A former Republican precinct man has created a device that screws into the back of TV sets to block Fox News.
Man Sells Device That Blocks Fox News
The creator of the "Fox Blocker" contends the channel is not news at all. Kimery figures he's sold about 100 of the little silver bits of metal that screw into the back of most televisions, allowing people to filter Fox News from their sets, since its August debut.
The Tulsa, Okla., resident also has received thousands of e-mails, both angry and complimentary -- as well as a few death threats.
Death threats for making a TV device? It doesn't surprise me, considering the wingnuts who put a bounty on Michael Schiavo's head.
Formerly a registered Republican, even a precinct captain, Kimery became an independent in the 1990s when he said the state party stopped taking input from its everyday members.
Kimery now contends Fox News' top-level management dictates a conservative journalistic bias, that inaccuracies are never retracted, and what winds up on the air is more opinion than news.
Check out Fox's response:
A Fox spokeswoman at the station's New York headquarters said the channel's ratings speak for themselves. For the first three months of this year, Fox has been averaging 1.62 million viewers in prime-time, compared with CNN's 805,000, according to Nielsen Media Research.

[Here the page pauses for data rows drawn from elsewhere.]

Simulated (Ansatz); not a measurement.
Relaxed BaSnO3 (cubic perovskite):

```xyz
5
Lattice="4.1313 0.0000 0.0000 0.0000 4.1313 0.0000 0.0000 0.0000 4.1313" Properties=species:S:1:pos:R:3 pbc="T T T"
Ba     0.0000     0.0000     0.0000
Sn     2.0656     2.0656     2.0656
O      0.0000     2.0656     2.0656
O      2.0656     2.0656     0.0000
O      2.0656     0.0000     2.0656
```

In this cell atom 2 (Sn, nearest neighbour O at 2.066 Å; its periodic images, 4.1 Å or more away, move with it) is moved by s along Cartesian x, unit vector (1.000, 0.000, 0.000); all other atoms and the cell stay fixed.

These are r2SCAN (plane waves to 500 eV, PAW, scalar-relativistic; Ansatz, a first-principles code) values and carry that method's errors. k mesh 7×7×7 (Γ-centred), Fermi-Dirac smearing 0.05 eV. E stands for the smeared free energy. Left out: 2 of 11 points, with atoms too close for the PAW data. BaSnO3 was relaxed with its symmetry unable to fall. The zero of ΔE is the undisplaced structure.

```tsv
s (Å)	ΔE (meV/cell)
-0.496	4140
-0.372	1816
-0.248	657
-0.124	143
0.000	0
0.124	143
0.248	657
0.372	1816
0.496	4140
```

The channel's ratings speak for themselves? Straight from the horses mouth that ratings trump journalism. American Idol gets high ratings too, maybe Fox should just run repeats of the show after Hannity and Colmes.
Since Fox likes to bring up statistics from Nielsen Media Research, lets not forget the polling that concluded viewers of "The Daily Show" are much more educated than viewers of "The O'Reilly Factor."